Hello,
I have a problem with getting the correct genotypes from a samtools mpileup
generated vcf file.
In this post: A: ./ Vs "0/0" In Vcf Files, the user says DP=0 causes the genotype to be ./. which is exactly what I want. However, my genotypes are assigned 1/1 if DP=0 for the SNP for any/all individuals.

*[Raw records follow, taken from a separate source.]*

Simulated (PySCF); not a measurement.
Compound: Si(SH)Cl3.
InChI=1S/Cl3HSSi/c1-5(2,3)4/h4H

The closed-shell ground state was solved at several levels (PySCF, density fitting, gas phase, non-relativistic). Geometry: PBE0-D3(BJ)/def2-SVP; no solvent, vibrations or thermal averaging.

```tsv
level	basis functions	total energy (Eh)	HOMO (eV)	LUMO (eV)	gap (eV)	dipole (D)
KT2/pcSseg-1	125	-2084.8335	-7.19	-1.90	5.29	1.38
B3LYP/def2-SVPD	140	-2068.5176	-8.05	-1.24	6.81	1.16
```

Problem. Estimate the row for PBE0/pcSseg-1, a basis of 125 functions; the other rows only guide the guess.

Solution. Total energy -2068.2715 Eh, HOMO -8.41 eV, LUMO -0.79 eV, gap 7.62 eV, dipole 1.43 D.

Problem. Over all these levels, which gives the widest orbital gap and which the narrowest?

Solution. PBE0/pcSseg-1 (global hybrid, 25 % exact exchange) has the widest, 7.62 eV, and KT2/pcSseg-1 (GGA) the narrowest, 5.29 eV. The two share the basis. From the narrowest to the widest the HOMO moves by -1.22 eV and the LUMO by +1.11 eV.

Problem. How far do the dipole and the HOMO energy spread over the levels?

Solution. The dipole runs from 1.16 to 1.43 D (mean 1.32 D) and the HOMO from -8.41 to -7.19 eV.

Am I calling the SNPs in a wrong way? Below are my commands (numbers as prefix for order & clarity):
1. bwa/0.7.4/bin/bwa aln -t 4 Ref.fa sample1.fq > sample1.sai
2. bwa/0.7.4/bin/bwa samse Ref.fa sample1.sai sample1.fq > sample1.sam
3. samtools-0.1.19/samtools view -bS sample1.sam > sample1.bam
4. samtools-0.1.19/samtools sort sample1.bam sample1.sorted
5. samtools-0.1.19/samtools mpileup -BuDI -f Ref.fa sample1.sorted.bam sample2.sorted.bam .. sampleN.sorted.bam | bcftools view -bvcg - > all_samples.bcf
6. samtools-0.1.19/bcftools/bcftools view all_samples.bcf | vcfutils.pl varFilter -D1000 > all_samples.vcf
7. vcftools_0.1.12a/bin/vcf-to-tab < all_samples.vcf > all_sample_SNPs.out
Only when parsing the 'all_sample_SNPs.out' file did I realize that my genotype calls are missing the N/N or NN alleles in entirety. I know my data, so no way the missing alleles are gone at ALL possible locations. So I must be doing something wrong.
Of course it is not vcf-to-tab
's fault as the VCF file assigns 1/1 genotype to those with 0 read depth at that particular locus. I'd appreciate it a lot if someone could point towards where I could be messing up.
Alternatively: is there a filter or another way to convert the vcf file so that sites with DP=0 are assigned the missing value of ./. or N/N or any other similar nomenclature?
Thanks!